A Partner in Conservation
The Sand County Foundation, a prominent conservation group nationally, has been working with farmers and ranchers throughout the country to encourage voluntary conservation practices on private land. They’ve set up the ‘Leopold Conservation Award’ to recognize private landowners in 20 states for extraordinary achievement in conservation and have been presenting the award in Utah since 2007.
In Utah, the award is presented annually by Sand County Foundation, Utah Farm Bureau Federation, Western AgCredit and Utah Cattlemen’s Association. It has recognized ranchers from Box Elder County in the north and Tooele County in the West, all the way down to Beaver and Kane County in the South.
The organization came to work with farmers, ranchers, and foresters because they own and manage most of the private land in this nation and felt they held the keys to environmental improvement. The group believes conservation by landowners, either voluntarily or through incentives, provides more ecological benefits, at a lower cost and with lasting results than through more regulations.
The commitment of farmers and ranchers to conservation is evident by the variety of projects and measures many farmers and ranchers undertake, intending to leave the land better than how they found it.

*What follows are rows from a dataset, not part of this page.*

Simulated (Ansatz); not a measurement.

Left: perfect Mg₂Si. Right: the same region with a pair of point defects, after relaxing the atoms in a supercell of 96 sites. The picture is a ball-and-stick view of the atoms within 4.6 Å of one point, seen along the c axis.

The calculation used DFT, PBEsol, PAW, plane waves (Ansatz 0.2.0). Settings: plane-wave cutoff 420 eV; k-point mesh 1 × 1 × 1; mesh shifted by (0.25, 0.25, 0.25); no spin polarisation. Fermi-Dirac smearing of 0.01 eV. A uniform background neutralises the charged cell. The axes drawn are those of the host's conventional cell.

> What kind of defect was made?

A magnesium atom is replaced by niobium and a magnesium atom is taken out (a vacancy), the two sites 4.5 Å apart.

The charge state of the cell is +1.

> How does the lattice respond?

This was certainly true for the Selman family of Box Elder County. The Selmans have employed many conservation practices through the years on their sheep ranch, including planting windbreaks for wildlife and bird nesting, rotational grazing, planting native vegetation, developing alternate water sources to protect stream areas, preserving water quality and quantity, and enhancing habitat for rare wildlife.
Old School Wisdom & Modern Methods
This same commitment can be said of the Yardley family of Beaver County, who have embraced a sacred stewardship for the land their livelihood depends on for five generations and yet also bring the most current methods of conservation to play on their ranch.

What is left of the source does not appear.